Making international connections in Philadelphia
For many, being an International Studies major implies leaving campus far behind in favor of more exotic locales, and Katelyn Wellnitz '14 did just that, travelling to Granada, Spain in her sophomore year of study in the program. However, International Studies also entails connecting the foreign to the local. Upon returning from her semester in Granada, Katelyn strove to expand upon her international experience by taking advantage of local international connections and applying her global education to her work in the greater Philadelphia community.
“You can be an International Studies student and want to be involved in international things, but not necessarily have to leave home,” Katelyn explained.
The Honors Program presented an opportunity to access Philadelphia’s international community through a student-led leadership project. By working with Philadelphia refugee organizations such as the Nationalities Services Center and Southeast Asian Mutual Assistance Associations Coalition, students organized a coat drive and community awareness events, including a panel of speakers and a short film screening to highlight the presence and role of refugees in the greater Philadelphia community. Katelyn presented the group’s work at the annual Southeastern Pennsylvania Consortium for Higher Education academic conference. Katelyn considers the experience a small eye-opener to the international refugee community in the city, saying “the project showed me another side of Philadelphia.”

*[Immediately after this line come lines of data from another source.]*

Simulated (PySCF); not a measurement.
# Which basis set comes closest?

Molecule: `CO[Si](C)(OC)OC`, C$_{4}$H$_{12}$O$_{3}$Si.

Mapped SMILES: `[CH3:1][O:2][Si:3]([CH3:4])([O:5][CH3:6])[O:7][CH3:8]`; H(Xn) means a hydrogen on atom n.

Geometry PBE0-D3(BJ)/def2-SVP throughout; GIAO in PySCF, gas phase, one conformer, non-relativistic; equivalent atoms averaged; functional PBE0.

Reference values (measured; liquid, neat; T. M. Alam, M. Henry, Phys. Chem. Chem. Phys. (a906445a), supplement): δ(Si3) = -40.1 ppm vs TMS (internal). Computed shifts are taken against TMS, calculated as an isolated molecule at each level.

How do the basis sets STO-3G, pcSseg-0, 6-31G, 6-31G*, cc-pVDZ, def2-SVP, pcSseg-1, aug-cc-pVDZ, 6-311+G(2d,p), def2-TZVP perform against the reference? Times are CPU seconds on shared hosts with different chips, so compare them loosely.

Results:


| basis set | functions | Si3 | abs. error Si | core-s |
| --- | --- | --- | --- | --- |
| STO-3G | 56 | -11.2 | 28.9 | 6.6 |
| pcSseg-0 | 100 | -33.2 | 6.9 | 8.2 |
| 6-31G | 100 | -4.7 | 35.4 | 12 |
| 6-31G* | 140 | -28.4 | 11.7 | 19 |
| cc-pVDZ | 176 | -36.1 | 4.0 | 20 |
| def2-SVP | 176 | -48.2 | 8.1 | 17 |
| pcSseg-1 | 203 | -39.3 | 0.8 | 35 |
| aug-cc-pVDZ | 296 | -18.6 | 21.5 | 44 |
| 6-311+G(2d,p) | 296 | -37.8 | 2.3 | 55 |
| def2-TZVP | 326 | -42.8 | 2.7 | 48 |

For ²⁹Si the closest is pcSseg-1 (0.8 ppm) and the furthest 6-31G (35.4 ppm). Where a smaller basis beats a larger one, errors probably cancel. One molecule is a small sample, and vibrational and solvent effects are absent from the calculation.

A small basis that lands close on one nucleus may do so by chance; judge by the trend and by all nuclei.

Through the Philadelphia community, Katelyn also continues to pursue her interest in sustainability, sparked by her environmental sustainability curriculum in Grenada. In courses such as Global Cities: Politics & Policy, taught by Dr. Amy Widestrom, Katelyn studied the impact of the Philadelphia transportation system on the sustainability of the city as a whole. With the assistance of Dr. Hilary Parsons Dick, Katelyn applied for and received grants from the Pan-American Association of Philadelphia and Greater Philadelphia Latin American Studies Consortium, allowing her to study sustainability while working for a month in a sustainable hostel in Costa Rica. In December 2013, Katelyn presented her work to the Consortium in Philadelphia, and in January 2014, Katelyn returned to Costa Rica, this time with the global field study course Sustainable Development in Costa Rica, taught by Dr. Amy Cox.
While travel has been a significant component of her education, experiences abroad have been intertwined with important local experiences and opportunities in the diverse Philadelphia community. Looking back on her Arcadia experience, Katelyn reflects, “You can be involved in really amazing international connections and still live in Philadelphia.”